(US) – As the tech world eagerly anticipates Apple’s annual September event, attention is focused on the upcoming iPhone 15, the 16th generation of a device that revolutionized the smartphone industry when it first debuted in 2007.
While smartphone sales globally are slowing, and Apple’s virtual reality headset is on the horizon, set to be released next year with a hefty price tag of $3,500 (£2,780), the iPhone continues to be a topic of immense interest.
Despite the absence of official previews from Apple, there are already nearly five billion Google search results for the term “iPhone 15.”
Speculation and “leaks” surrounding the iPhone 15 suggest it will be slightly lighter than its predecessors, featuring an improved chip, enhanced battery life, better camera, and a titanium chassis.
Slowing global sales and longevity of iPhones
However, the incremental nature of improvements in Apple’s iPhone generations has been attributed to slowing global sales.
Consumers are holding onto their devices longer due to cost considerations, environmental concerns, and the absence of compelling reasons to upgrade.
Ben Wood, a smartphone expert at CCS Insight, acknowledges this trend and notes that Apple has reached a point where maintaining its enormous iPhone user base is a significant achievement.
While the iPhone 15 is unlikely to bring radical changes, Apple continues to excel in creating anticipation and excitement around its products.

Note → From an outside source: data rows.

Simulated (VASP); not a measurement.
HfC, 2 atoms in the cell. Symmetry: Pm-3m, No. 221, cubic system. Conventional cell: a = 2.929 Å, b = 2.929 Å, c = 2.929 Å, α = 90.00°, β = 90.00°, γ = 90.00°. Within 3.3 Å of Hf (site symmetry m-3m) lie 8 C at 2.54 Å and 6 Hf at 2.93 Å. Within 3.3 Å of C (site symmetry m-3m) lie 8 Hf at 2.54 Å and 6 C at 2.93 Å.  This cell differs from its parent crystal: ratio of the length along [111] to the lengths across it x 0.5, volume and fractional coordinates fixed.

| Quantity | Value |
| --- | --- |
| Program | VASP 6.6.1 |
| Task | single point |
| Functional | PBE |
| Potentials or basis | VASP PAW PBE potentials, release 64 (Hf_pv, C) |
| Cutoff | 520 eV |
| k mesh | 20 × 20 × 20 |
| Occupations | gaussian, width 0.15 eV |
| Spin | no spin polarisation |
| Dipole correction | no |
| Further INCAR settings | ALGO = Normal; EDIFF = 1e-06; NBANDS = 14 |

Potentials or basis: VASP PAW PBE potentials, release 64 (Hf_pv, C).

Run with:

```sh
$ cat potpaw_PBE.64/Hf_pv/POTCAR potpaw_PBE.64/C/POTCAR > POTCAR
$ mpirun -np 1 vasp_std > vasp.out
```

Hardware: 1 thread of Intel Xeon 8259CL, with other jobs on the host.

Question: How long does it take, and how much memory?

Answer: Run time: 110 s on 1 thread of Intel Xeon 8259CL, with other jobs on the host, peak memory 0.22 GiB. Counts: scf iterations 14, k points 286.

One notable physical change in the iPhone 15 is the adoption of a USB-C charging cable point, a departure from the proprietary lightning cable used in previous models.
This move aligns with the European Union’s mandate for all portable devices to be compatible with a universal charger by December 2024.
While Apple has promoted wireless charging, it is adapting to the EU’s requirement, even though other consumer tech sectors are unlikely to switch to the lightning cable.
The shift to USB-C is expected to facilitate compatibility with a wider range of devices and accessories. Second-hand iPhones, particularly in Africa, are in high demand, as they provide an affordable entry into the Apple ecosystem.
In recent weeks, the iPhone faced challenges both in Europe and China. The EU’s requirement for a universal charger prompted Apple’s adoption of USB-C, while in China, state-run buildings reportedly banned iPhones on security grounds, affecting Apple’s share price.
Despite these challenges, Apple’s global significance and influence remain strong, with the iPhone continuing to captivate consumers worldwide.